Managing the risk of bird strikes at Vancouver International


I am currently doing a little freelance entomology at Vancouver International Airport, for their wildlife control division. I work with three talented students from BCIT, Audrey Law, Miranda Threlfall and Brendon Tijman. These guys are great, and have managed to learn insect ID despite not having a reference collection to work with. As part of getting familiar with the whole operation, our wonderful supervisor David Bradbeer took us out for a tour of airside operations, so we could  see wildlife control in action.


So the basic idea revolves around birds. These big birds carry a bunch of humans around. The human lives on the big birds are worth a lot, and the birds themselves are not cheap either.


Smaller birds, such as these starlings, can really mess up the operations of the big birds, and make everyone have a really bad day. So Wildlife Control is there to make sure the airport is a safe place for the big birds to do their thing.


Some of the larger raptors, like hawks, can really dampen the mood during takeoff and landing, so some of these are trapped and relocated using things like this Swedish Goshawk Trap. If this baby is triggered by a trapped bird, wildlife control gets a text, saying “come take this hawk out!”.


David shows the students how the trap works.


Some of the resident hawks, long used to airfield conditions, are not much of a problem, and are tolerated. They are marked and keep their territories relatively free of less-experienced, more dangerous naiive birds.


Others, such as this Rough-legged Hawk, are migrants, with little notion of airfield etiquette, and can pose a bigger hazard. Unfortunately, they are also difficult to trap!


One of the ways to keep birds moving off the airfield is with pyrotechnics, such as this little starter pistol. It fires a banger or flare, and can encourage some species to leave the area.


If pyrotechnics don’t work, another way to move birds out of danger is to exploit their fear of predators. Here Emily Flemming from Pacific Northwest Raptors  prepares a young Peregrine tiercel for flight.


These peregrines can clear out dunlin faster than pyrotechnics.

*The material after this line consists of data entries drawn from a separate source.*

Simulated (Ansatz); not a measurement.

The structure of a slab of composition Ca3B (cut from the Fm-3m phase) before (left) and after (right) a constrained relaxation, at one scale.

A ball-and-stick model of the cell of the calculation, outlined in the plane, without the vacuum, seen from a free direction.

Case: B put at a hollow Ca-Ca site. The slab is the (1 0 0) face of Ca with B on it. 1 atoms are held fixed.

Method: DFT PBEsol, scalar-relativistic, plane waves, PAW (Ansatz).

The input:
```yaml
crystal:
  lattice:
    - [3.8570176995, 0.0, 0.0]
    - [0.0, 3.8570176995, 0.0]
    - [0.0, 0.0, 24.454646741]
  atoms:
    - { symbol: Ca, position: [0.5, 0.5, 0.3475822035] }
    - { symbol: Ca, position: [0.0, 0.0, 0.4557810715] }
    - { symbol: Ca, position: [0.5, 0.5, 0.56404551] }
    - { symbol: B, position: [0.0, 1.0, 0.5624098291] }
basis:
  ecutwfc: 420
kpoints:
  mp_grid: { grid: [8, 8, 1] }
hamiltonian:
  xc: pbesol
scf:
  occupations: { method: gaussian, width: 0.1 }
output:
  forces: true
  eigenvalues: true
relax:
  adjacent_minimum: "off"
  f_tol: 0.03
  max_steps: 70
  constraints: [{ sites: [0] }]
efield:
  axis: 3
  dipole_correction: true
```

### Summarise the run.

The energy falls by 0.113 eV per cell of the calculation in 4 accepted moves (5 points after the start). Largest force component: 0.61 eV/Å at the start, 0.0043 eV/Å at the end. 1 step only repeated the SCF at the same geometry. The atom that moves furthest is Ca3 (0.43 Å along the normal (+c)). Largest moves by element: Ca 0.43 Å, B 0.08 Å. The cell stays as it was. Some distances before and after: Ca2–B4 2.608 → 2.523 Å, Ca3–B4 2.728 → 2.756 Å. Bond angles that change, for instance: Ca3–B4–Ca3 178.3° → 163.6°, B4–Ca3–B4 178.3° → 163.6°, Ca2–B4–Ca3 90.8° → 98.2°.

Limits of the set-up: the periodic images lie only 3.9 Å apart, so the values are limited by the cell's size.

They are awesome in flight, but hard to focus on!



A Harris’ Hawk, is a bit slower and more of a generalist. They can scare anything duck size and below.


Miranda checks out the Harris’ Hawk.


Audrey gets a close encounter.


It is a full time job keeping birds and planes from unfortunate collisions, but with YVR Wildlife Services on the job, the airport operations are much easier to manage.